Remnants of Ivan kill more people
Remnants of Hurricane Ivan made a violent mark across the Southeast and the Appalachians, where several people were killed by falling trees and floods that washed away scores of roads. Search teams were sent to scour damaged areas for stranded residents.
Ivan and its remnants had been blamed for 44 deaths in the United States, 16 of them in Florida. The storm also was blamed for 70 deaths in the Caribbean. Meanwhile, utility companies said more than 1.3 million homes and businesses still had no electricity Saturday from Florida north to Pennsylvania.
In Wheeling, Doug Patterson spent part of Saturday shoveling a wall of sand along the outside of the bank where his wife works, one of a small army of people working to protect businesses from the rising Ohio River, swollen by the remnants of Hurricane Ivan.
Across the street, water covered the city’s riverfront park and amphitheater so deeply that only the very tips of light poles and trees marked its location.
“The whole place is pretty messed up, to be honest with you,” said Patterson, 43.
As the broad area of rain that remained from Ivan streamed off through New England on the way to the North Atlantic, the National Weather Service predicted the Ohio River would crest today at 46 feet, about 10 feet above flood stage and close to its record.
By early afternoon Saturday, it was already at 41.7 feet, the National Weather Service said.
The river had submerged the northern tip and southern half of the city’s Wheeling Island, which holds residential neighborhoods and Wheeling Island Racetrack and Gaming.
“We’ve been plucking people out of here left and right,” firefighter David Schaffer said.
“People are waiting until the last minute, and then they see the water come up and they get panicked.”
Downriver, residents were urged to evacuate parts of Moundsville, and big flood gates were closed at Parkersburg, where the river was expected to crest Sunday at five feet above flood stage.
All around West Virginia, flooding and mudslides had blocked 207 roads and damaged hundreds of houses, authorities said.

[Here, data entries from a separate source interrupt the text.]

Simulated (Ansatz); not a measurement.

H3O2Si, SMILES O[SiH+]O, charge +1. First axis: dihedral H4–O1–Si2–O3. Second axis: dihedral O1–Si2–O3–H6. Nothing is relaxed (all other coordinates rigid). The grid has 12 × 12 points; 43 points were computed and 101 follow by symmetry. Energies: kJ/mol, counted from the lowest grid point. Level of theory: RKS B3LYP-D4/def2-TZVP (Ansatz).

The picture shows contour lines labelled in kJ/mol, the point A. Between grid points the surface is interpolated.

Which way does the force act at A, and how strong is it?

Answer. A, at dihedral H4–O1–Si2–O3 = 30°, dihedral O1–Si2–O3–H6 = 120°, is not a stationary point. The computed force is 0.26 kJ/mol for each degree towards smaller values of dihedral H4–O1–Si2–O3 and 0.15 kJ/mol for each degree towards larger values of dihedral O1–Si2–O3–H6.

Upriver in western Pennsylvania, downtown Pittsburgh’s Point State Park was under water Saturday where the Monongahela and Allegheny rivers join to form the Ohio. Dozens of boats that had broken free of their moorings were floating down the fast-rushing rivers.
Elsewhere, streams had started to recede in hard-hit western North Carolina as others rose in New York. Parts of northern New Jersey and eastern New York measured 5 inches of rain Saturday.